It can be tough to have a conversation about race. Oftentimes, it's controversial and in your face.

But one way to explore how we feel about race in a more thoughtful way might be through art.

The Los Angeles Municipal Art Gallery has debuted a new exhibition SKIN now on display through April 17th.

One piece by artist April Bey is different shades of brown smeared in vertical stripes against the canvas, inviting you to put your own hand against it to see where it fits on the spectrum. But the captions above and below change from words like "articulate" to "abrasive" as the shades get darker.

A piece by artist April Bey. KPCC's Leo Duran holds up his own hand to see what adjectives are associated with his skin tone.
A piece by artist April Bey. KPCC's Leo Duran holds up his own hand to see what adjectives are associated with his skin tone. Leo Duran/KPCC

"You do look for where you fit in," says SKIN curator Isabelle Lutterodt of the work, one of the many that are intentionally interactable. "Oftentimes where we fit in is based on who we are, what we look like."

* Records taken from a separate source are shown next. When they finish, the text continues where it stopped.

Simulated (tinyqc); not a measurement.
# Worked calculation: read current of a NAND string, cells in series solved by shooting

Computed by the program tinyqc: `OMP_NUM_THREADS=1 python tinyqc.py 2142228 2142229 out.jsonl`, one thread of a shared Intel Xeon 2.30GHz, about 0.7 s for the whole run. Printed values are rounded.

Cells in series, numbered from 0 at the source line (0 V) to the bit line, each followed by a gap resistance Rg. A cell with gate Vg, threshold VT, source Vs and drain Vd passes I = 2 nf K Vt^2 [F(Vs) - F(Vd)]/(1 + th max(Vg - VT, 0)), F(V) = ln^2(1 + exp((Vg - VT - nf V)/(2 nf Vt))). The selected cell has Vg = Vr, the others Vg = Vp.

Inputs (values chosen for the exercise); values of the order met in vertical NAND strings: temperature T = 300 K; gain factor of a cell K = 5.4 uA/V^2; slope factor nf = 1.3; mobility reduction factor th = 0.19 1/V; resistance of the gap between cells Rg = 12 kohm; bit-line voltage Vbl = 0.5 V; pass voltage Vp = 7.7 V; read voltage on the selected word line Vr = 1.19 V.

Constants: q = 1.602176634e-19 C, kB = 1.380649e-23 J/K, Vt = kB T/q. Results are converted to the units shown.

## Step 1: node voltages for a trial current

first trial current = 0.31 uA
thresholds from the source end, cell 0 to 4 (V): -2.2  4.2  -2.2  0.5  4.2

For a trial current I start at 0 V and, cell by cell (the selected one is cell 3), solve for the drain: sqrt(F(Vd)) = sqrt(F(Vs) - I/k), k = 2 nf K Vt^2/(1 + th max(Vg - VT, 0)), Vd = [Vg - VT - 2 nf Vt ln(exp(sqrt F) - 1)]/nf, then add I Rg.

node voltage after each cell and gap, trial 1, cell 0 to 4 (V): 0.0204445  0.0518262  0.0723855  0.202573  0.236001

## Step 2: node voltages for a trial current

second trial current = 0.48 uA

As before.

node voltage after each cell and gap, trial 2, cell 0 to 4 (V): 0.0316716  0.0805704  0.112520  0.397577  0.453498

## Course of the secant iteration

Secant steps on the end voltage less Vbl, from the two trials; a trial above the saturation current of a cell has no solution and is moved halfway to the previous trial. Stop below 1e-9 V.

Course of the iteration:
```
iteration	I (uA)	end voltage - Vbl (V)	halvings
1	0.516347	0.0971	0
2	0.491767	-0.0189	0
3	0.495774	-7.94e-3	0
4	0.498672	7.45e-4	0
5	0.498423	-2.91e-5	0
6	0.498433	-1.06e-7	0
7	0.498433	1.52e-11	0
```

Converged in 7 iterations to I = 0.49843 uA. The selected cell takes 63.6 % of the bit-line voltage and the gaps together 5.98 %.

The idea for the exhibition came about in conversations with her staff, and how to be a part of the national conversation on race and politics.

"When talking about race and identity, it's too easy to do a drive-by," she says. "We wanted moments of deep reflection."

Artist Ken Gonzales-Day contributed his own piece, "41 Objects Arranged by Color," as a way to explore how skin tone has been portrayed in sculpture through history.

The work, stretched across a massive canvass nearly the size of a billboard, organizes various busts and figures on a spectrum based on skin tone.

"Part of it was thinking about the changing way that skin signifies racial difference in Western European sculptural traditions," he says. "Even in the spectrum of figures that are black, they're painted black in a way that's not like human skin."

Meanwhile artist Audrey Chan tackles the idea of history in her own piece, "Center of the Universe, Ahma (detail)."

The face of a woman, Chan's grandmother, reappears throughout the painting against images of family, hope and violence.

Audrey Chan's "Center of the Universe, Ahma (detail)," on display at Skin, an exhibit at the LA Municipal Art Gallery.
Audrey Chan's "Center of the Universe, Ahma (detail)," on display at Skin, an exhibit at the LA Municipal Art Gallery. LA Municipal Art Gallery

"Something I really thought about were the depictions of the American dream, and how they're often idealistic and many smiling faces all aiming for a single, prosperous American life," she says. "I wanted to deal with the fact that my grandmother fled a very complicated, politically violent social context."

Curator Lutterodt says she hopes that this collection of art can spark thoughtful and challenging conversations.

"How do we talk about race, it being a very delicate subject for a lot of people?" she says. "What is wonderful about visual arts and the arts in general is that you have this moment of, 'We can talk about this [art] and I'm not talking about you."

SKIN is on exhibit at the LA Municipal Art Gallery through April 17, 2016. The gallery is located at Barnsdall Art Park at 4800 Hollywood Blvd, Los Angeles.